Up until now, most efforts to address this socio-economic crisis among black women have been subsumed under women, economic or racial justice movements.   For example, the Fight for 15 movement. No doubt, this movement will improve the lives of low-income black women working in fast food and in retail. Efforts to organize domestic or home care workers will benefit black women that dominate the care-giving industry. In And Still I Rise: Black Women Labor Leaders’ Voices, Power and Promise, examines the role of black women in the labor movement and shared that black women in unions fared better than women who were not. However, those movements have not articulated specific solutions and remedies tailored towards black women.
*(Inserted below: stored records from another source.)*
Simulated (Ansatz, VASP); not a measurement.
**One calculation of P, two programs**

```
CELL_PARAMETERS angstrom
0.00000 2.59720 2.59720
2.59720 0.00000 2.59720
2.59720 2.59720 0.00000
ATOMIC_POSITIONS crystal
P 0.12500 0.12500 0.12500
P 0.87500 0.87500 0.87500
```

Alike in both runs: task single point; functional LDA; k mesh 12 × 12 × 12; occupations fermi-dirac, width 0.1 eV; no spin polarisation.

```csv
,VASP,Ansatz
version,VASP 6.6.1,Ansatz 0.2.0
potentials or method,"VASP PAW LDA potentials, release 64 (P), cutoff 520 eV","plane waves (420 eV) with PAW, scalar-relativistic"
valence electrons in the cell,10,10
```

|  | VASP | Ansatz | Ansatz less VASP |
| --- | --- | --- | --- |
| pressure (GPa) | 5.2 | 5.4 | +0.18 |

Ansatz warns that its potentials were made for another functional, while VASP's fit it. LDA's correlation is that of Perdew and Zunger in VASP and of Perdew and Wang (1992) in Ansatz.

At present, efforts to address this socio-economic crisis have been handled by a patchwork of non-profit organizations, trade unions, and to some limited extent by government agencies. New York City Council Young Women’s Intiative is a recent example of a local effort spearheaded by Council Member Melissa Mark Viverito to address racial and gender inequity faced by women. However, this effort is not explicitly geared towards black women and girls, but does have black women activists in its conception and leadership. The White House’s recent announcement of programs focused on the challenges faced by women of color and girls is equally encouraging. White House Report on Women and Girls exhaustively lists the challenges that women of color and girls face. Yet, again, it is not clear whether programs that will emerge from this report will explicitly and directly address the issues facing black women.

One of the reasons that any policy effort to focus on black women has failed to take root is because of a liberal adherence to “post-racial” color blindness or racial neutrality in our solutions. Suggestions for any specific program for black women are often met with recommendations to take a “broader” approach to impact all women of color. There is an understandable concern that by focusing on black women, we then ignore the experiences of Asian, Latina or Native American women. By focusing on developing programs and policies focused on black women, we help all women of color economically because we are focusing our attention on the least paid, undervalued, and precarious workers.  And, in focusing on black women, we challenge directly racism, which gets avoided on any conversation around economic justice, and we can put forth an intersectional policy agenda on race/gender/class.

Further, focusing on black women’s needs can be achieved without erasing the unique experiences of other women of color or women in general. Having a focused program with the clear goal of improving the economic lives of black women would not take way from other programs to focus on women broadly. These programs are not mutually exclusive. However, invoking the women banner or women of color banner should not continue to serve to erase programs, services that address the particular experience of black women. This does continue to happen throughout history, and even as we are witnessing a vibrant racial justice and economic justice movement, we again are seeing in our policy solutions the failure to center the needs of black women.

Both the City Council and White House Initiative on women and girls of color provide an exciting platform and opportunity to explore how we might develop such a focus on black women and girls while keeping in mind an effort for all women and women of color and girls. Let us not allow the specific experiences of black women’s economic well-being to be ignored again. Lets put black women squarely in our country’s economic justice agenda. In doing so, all workers will benefit.